A new Red Hat report highlights a reality check for the AI boom: despite record investment, 89% of businesses say they’ve yet to see measurable customer value from their AI initiatives.
Yet optimism hasn’t faded. Companies expect to increase AI spending by 32% by 2026, hoping that the right mix of open-source tools, hybrid cloud infrastructure, and talent development will finally turn experimentation into impact.
AI and Security Dominate IT Agendas
The survey found that AI and cybersecurity are now the joint top technology priorities for UK organizations over the next 18 months, with 62% of respondents naming them as critical focus areas. Right behind them: hybrid and multi-cloud strategies, along with virtualization—showing that businesses see AI not as an isolated tool, but as part of a larger modernization push.
Barriers to Adoption: Cost, Privacy, and Integration
Despite the enthusiasm, most organizations face real obstacles. The high cost of AI implementation and maintenance topped the list of concerns (34%), followed by data privacy and security risks (30%) and challenges integrating AI with legacy systems (28%).
This aligns with a broader pattern seen across industries: AI pilots are easy to start but hard to scale.
The Rise of “Shadow AI”
Perhaps the most eye-opening finding is the scale of “shadow AI”—where employees use unauthorized AI tools outside company policy. A staggering 83% of organizations reported this happening internally.
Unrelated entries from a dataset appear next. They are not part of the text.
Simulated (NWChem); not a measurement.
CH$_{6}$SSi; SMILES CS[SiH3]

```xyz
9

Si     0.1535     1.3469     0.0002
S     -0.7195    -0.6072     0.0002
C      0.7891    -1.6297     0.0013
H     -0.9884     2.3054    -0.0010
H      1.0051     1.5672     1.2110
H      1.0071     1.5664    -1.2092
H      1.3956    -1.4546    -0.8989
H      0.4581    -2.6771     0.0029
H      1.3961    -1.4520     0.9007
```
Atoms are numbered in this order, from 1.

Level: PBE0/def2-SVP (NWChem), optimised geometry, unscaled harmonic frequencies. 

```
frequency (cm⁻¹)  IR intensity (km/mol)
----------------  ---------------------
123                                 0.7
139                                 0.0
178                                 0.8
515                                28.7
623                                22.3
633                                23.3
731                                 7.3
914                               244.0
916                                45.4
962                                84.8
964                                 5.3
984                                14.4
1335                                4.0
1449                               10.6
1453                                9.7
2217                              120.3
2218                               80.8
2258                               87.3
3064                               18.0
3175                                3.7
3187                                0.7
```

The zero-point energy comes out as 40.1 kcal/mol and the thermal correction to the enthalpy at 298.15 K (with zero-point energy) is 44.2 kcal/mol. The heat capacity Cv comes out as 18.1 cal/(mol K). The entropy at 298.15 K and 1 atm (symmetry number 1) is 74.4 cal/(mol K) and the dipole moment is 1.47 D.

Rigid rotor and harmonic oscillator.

While shadow AI often comes from employees trying to work more efficiently, it introduces major security and compliance risks. The trend underscores a disconnect between top-down AI strategies and how teams are actually using the technology day-to-day.
Why Open Source Is Gaining Momentum
To regain control and accelerate trustworthy adoption, many organizations are turning to enterprise open source.
Red Hat found that 84% of respondents consider open source vital to their AI strategy—both for flexibility and cost efficiency. The same sentiment extends to virtualization and hybrid cloud adoption, suggesting that openness and interoperability are now seen as strategic advantages.
Joanna Hodgson, UK Country Manager at Red Hat, summarized it well:
“There’s a clear gap between ambition and reality. Companies are investing heavily in AI, but few are seeing real value. The key will be enterprise integration and collaboration—areas where open-source principles can make AI more usable and scalable.”
Agentic AI Tops the Priority List
When asked about specific focus areas, “agentic AI”—systems capable of operating with a high level of autonomy—ranked as the top priority for 68% of respondents. Following that came enabling broad employee adoption and operationalizing AI into production environments.
The Talent and Education Bottleneck
The AI skills gap continues to be one of the biggest roadblocks. For the second year in a row, AI ranked as the area with the most urgent talent shortage. The gaps are widest in agentic AI, AI utilization efficiency, and training non-technical employees to work alongside AI systems.
Without a stronger talent pipeline and internal education, even the best technology investments risk stagnation.
Confidence in the UK’s AI Potential — With Caveats
Despite the hurdles, optimism runs high: 83% of UK respondents believe the country either already is or soon will be a global AI leader. But that confidence is tempered by familiar issues—limited public funding, a shallow talent pool, and insufficient private-sector collaboration.
Cloud Complexity Adds Another Layer
The integration of AI into hybrid and multi-cloud environments is also proving difficult. Many businesses report internal silos, data sovereignty concerns, and unclear ROI from cloud transitions.
Hans Roth, SVP and GM for EMEA at Red Hat, noted that organizations are increasingly prioritizing control, resiliency, and sovereignty in their IT strategies:
“Open source provides the transparency and flexibility needed to innovate rapidly without compromise. It’s becoming central to how enterprises adapt to disruption.”
The Bottom Line
The report paints a picture of a market still in the “early industrial revolution” phase of AI—flush with investment and experimentation, but struggling with the hard work of integration, governance, and education.
If open-source adoption continues to accelerate, it may help close the gap between lofty AI ambitions and practical business value. For now, though, most organizations remain stuck in the experimentation phase—eagerly waiting for the payoff that’s yet to arrive.